Search code examples
ruby-on-railsunicodewebrick

unicode failures in Rails over Webrick


Rails 3.2.2
Ruby 1.9.3
all browsers I have tried (Aurora, IE, Chrome)
Windows 7

I have enjoyed being able to reliably pass unicode back and forth between the database and the client. So far as I have been able to tell it works flawlessly.

However that only makes the problem I am having even more vexing. When working within Rails with string literals that contain various special characters (in a method defined for a model for example) I am causing Webrick to completely fail, and return a 500 "We're sorry, but something has happened" error.

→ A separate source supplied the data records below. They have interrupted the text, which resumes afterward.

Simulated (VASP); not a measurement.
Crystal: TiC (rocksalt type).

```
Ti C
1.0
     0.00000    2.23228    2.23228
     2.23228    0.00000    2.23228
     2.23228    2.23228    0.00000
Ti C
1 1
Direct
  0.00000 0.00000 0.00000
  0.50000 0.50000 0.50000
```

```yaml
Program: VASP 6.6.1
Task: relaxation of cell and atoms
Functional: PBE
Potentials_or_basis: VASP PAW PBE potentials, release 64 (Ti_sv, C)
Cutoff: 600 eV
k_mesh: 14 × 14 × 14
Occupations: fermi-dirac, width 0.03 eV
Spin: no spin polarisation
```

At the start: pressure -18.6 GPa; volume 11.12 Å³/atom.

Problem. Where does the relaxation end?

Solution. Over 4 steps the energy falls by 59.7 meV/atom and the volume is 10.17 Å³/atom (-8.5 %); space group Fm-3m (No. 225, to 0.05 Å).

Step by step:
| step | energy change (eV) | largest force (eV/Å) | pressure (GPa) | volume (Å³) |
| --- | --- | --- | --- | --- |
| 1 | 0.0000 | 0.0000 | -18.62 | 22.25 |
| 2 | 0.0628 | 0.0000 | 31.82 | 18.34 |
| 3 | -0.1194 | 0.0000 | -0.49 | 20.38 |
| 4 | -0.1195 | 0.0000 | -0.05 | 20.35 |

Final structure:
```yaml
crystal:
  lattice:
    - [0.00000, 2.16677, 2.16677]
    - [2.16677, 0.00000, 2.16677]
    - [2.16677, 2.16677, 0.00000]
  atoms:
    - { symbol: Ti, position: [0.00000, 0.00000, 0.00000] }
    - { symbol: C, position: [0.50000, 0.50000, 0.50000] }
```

For example suppose I have the string "O₂". I can post that value into a form and get it again later on and everything comes out fine. But say I have a method

def fix_name molecule_name 
  fixed_name = molecule_name
  case molecule_name
  when 'O2' then fixed_name = 'O₂'
  end
  return fixed_name
end

Then if I call fix_name, even if the case falls through without matching, the server fails abruptly (right after saying it has successfully rendered the generic new.html page).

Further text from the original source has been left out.